Take 2: ACC Offensive Player of the Year

The ACC has quite a conundrum this fall -- an abundance of stars to choose from for the league's Offensive Player of the Year award. ESPN.com's David Hale and Heather Dinich have narrowed the list to two choices for you: Florida State quarterback Jameis Winston and Boston College running back Andre Williams. Both are Heisman contenders. Both have been invaluable to their team. Who deserves the award?

Depends on whom you ask, of course:

David Hale says Winston: The problem with making the case for Jameis Winston as the ACC’s player of the year is that he’s undercut his own resume by playing too well.

The overall numbers are certainly impressive: 70 percent completions, 32 touchdowns, 11 yards per attempt. Odds are, those numbers will be good enough to win Winston a Heisman Trophy.

But what’s really ridiculous about Winston’s success this season is that he’s barely seen the field in the second half. Those numbers were largely accumulated during first-half blowouts, and in the latter stages of nearly every game this season, Winston has been asked to do little other than relax on the bench.
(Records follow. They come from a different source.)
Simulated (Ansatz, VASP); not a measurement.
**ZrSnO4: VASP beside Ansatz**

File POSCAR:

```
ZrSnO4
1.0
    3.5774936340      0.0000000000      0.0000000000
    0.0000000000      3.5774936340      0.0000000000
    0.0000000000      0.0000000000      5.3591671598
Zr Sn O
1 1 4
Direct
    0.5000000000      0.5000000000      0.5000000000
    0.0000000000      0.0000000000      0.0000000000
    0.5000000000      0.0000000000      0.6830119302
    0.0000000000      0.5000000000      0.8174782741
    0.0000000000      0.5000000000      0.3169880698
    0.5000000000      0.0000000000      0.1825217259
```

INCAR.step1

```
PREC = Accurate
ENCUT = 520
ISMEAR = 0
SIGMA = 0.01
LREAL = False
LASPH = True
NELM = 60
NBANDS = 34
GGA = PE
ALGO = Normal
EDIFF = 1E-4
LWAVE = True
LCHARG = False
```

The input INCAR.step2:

In the last five games, Winston has thrown just seven passes in the fourth quarter — all against Miami. Overall this season, he’s thrown just 18. In the power five conferences alone, 90 other quarterbacks have thrown at least that many fourth-quarter passes.

To put it another way, Winston has been on the field for just 79 percent of Florida State’s offensive plays this season. Project his numbers out over 100 percent of those plays, and his stat line would include 40 touchdowns and nearly 400 yards passing per game.

Obviously, Winston has better talent around him than Williams has at Boston College, and that’s certainly helped Winston's numbers. But the offensive weapons for Florida State are largely the same as a year ago, yet the Seminoles’ offense is so much more dangerous. Overall, FSU is averaging 62 more yards per game -- nearly a yard more per play -- and a whopping 16 more points per game this season than it did a year ago, when it won the ACC and was one of the top offenses in the country.

Williams has carried Boston College, and that’s commendable. But Winston has made the players around him better. Nick O’Leary has blossomed into a star after two years of subpar results. Rashad Greene and Kenny Shaw are both on pace to become Florida State’s first 1,000-yard receivers since Anquan Boldin in 2002. Devonta Freeman is set to end a 17-year drought of 1,000-yard rushers. And none of them are playing regularly in the second half, either.

Finally, it’s Winston’s penchant for the spotlight that sets him apart. He dazzled in his debut against Pitt. He was a star on the national stage against Clemson. He was the emotional leader for Florida State in a victory over Miami. Overall, he’s completing a higher percentage of his passes, throwing for more yards per attempt and thrown more touchdowns against winning teams than against losing teams.

Winston’s greatness is obvious, but just how great he’s been might actually be a bit overlooked because — thanks in large part to his success — it’s all come so easily for Florida State this year.

Heather Dinich says Williams: The difference between Williams and Winston is glaring: The talent surrounding them.

Winston is running an offense filled with elite athletes, including possibly the best group of receivers in the country.

Williams is the offense, and he’s running wild.

There’s no denying that Winston’s numbers are good enough to win him the Heisman Trophy – he has been spectacular this season in spite of not being needed for four full quarters against lesser competition. Williams, though, has put in enough work for two backs. He has accounted for 51 percent of the Eagles’ offense. He has been one of the toughest, most durable players in the country, and he has single-handedly elevated his entire program and brought it back to bowl eligibility. Considering what he’s done for his team – with defenses knowing full well every Saturday that he was going to get the ball – Williams should be this year’s ACC Player of the Year.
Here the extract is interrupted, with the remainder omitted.